Last post 04:42 pm May 15, 2024 by Thomas Owens
5 replies
08:10 pm May 13, 2024

Sharing a challenge, we are running into as we adopt Story Points for our projects.  

Scenario: 

Sprint scheduled for 2 weeks.

  • Stories for development(Dev) 
  • Stories for UAT 

The UAT story is a dependency for a Dev Story. 

If a Dev story is complete but awaiting UAT, the Dev story can be marked as complete , but cannot be lined up for Production Release. 

So, if a Dev Story is complete, we can account the SP’s associated with the Dev Story as committed and complete for a sprint. 

If during UAT Story execution, the UAT testing team found issues, would it mean that we re-open the Dev Story or create a separate story to address issue that has stemmed from the UAT testing. 

Trying to figure out what is the best way to handle UAT tasks that are associated with Dev items that are on a two-week sprint cycle. 


09:54 pm May 13, 2024

I'd start by using a more typical definition of "story".

There's no such thing as a "UAT story" or "Dev story". Stories are informal descriptions of the features and functions of a product. A very common format is a user story, which describes the features and functions from the perspective of a user. But there are other formats, as well. Job stories focus on situations, tasks, and outcomes. Problem stories focus on the problem. Regardless of the format, they are lightweight, informal, and written in an appropriate language to enable communication between stakeholders.

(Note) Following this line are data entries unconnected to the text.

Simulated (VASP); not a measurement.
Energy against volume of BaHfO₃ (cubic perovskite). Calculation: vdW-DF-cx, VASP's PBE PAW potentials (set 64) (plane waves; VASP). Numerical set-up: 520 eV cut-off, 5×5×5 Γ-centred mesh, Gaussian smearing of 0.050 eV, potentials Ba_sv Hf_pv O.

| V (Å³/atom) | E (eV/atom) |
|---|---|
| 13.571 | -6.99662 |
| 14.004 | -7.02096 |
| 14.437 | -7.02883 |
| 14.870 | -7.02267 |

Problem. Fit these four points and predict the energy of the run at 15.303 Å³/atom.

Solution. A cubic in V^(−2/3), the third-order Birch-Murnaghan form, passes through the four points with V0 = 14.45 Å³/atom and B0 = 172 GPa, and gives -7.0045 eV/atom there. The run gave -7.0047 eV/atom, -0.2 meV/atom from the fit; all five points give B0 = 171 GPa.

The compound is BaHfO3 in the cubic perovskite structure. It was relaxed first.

If your workflow involves development, UAT, and production deployment, you don't have stories for these activities. Instead, you would track the state of the story. First, the Scrum Team would develop the story. Once it meets the team's Definition of Done, it will be made available for external stakeholders to perform UAT. Finally, accepted work can be deployed to production.

If the team is estimating stories, and I'd point out that neither estimation nor story points are a part of Scrum, then the team would be estimating their effort to get the story Done. If your Definition of Done ends with ready for UAT, then I would expect the estimate to account for all work to prepare the story for UAT.

I would also hesitate against reopening stories. If you progress a Done story to UAT or production and find a new issue, create a new story to represent the work. In my experience, many Scrum Teams use stories to represent Product Backlog Items. If your story to resolve the issue is a Product Backlog Item, the Product Owner can order it among all the other features to implement and issues to resolve.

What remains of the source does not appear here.